Union-FindEdit
The Union-Find data structure, also known as the Disjoint-set data structure, can be used to track and manage membership within partitions of a set.
Each member has a pointer to a "leader" element that identifies the partition. The leader’s leader pointer points to itself. This is maintained as an invariant throughout.
Operations
- Union: Given two partitions, fuse them into a single partition. This is an O(n) operation in the worst case, although in specific applications it can amortize to be O(log n) globally over the course of an algorithm
- Find: Given an element, return the "leader" identifying the partition to which the element belongs. This is an O(1) operation.
Union
If we store a "size" value for each partition, we can make sure we always pick the smallest partition during a union operation and update that partition’s members’ leader pointers. This means updating n/2 pointers in the worst case.
In an algorithm like Kruskal’s Algorithm, the union cost amortizes to O(log n) over the course of the algorithm because, if we always pick the smallest partition to update, we know that each partition will at least double in size with every fusion. This in turn means that we update each vertex at most log n times over the course of the algorithm, and the total cost of maintaining our invariant is O(n log n); the running time of the algorithm, overall, then, is dominated by the O(m log n) sorting step.
Example applications
- The Union-Find data structure can be used to speed up Kruskal’s Algorithm for computing Minimum Spanning Trees (making it run in O(m log n), compared with O(mn) for the naïve approach)
Optimizations of the Union-Find data structure
Lazy Union
Lazy Union
Instead of updating the "leader" pointers of all members in a partition, we can merely update the pointer of the old root to point at the new leader. This makes the union operation fast at the cost of making the find operation slower (as it potentially has to traverse one or more parent links before finding the definitive leader).

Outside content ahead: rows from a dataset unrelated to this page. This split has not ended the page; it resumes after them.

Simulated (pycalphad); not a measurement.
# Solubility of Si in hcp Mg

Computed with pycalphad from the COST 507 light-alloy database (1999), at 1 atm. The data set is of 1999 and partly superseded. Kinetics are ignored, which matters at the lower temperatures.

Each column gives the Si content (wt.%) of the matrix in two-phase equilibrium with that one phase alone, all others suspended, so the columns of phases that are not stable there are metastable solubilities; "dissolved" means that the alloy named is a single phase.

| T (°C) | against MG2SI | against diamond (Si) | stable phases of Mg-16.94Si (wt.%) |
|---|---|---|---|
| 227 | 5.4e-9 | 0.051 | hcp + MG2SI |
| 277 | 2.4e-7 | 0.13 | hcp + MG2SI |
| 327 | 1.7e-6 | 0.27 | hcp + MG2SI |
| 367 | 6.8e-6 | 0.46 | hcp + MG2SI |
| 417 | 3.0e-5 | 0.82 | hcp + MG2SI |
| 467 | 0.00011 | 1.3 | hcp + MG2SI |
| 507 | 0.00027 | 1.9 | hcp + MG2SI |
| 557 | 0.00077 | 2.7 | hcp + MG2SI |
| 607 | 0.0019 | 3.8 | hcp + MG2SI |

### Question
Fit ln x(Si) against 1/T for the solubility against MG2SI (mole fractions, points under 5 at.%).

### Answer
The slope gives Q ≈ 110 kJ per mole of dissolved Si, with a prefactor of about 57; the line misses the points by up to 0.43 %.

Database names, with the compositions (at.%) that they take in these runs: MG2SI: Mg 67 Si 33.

In the degenerate case, both union and find operations devolve into linear operations, because we can wind up with a deep and narrow tree that is essentially a linked list. Find becomes an O(n) operation, and union does as well (because internally, union must invoke find to identify the leaders of the two partitions being merged).
Union by Rank
By adding a "rank" measure to each node we can make good choices about which subtree should be made a child of which root.
We define leaf nodes to have rank 0, and each parent has rank 1 more than its child. When merging, we always attach the shallowest subtree as child of the other subtree’s root node. This is known as "union by rank".
With this approach, find is at worst an O(log n) operation, and union is also (because it depends on find under the covers).
Path Compression
Here we reduce the cost of repeated find operations by updating the parent pointers of any nodes whose parent links we traverse on the way to finding a leader. We leave the root node and children of the root node untouched. This is effectively like "transplanting" the lengthier chains higher up into the tree, making the tree shallower.
We do not update the rank information of any nodes at all (which is nice as it frees us from having to explore the subtrees).
Via the Hopcroft-Ullman analysis, the cost of performing m union or find operations on such a data structure is O(m log*n), where log*n is the "iterated logarithm operator" (ie. how many times you need to apply log to n before the result is 1 or less). This is an extremely slow-growing function, and for all practical purposes is 5 or less for all imaginable values of n.
Tarjan came up with an even tighter analysis, putting the bound at O(m α(n)) where α(n) ("alpha(n)") is the inverse Ackermann function, an even more slowly growing function than the iterated log function.
Implementation notes
In most implementations, an underlying array implementation would be used to store the parent links and rank values.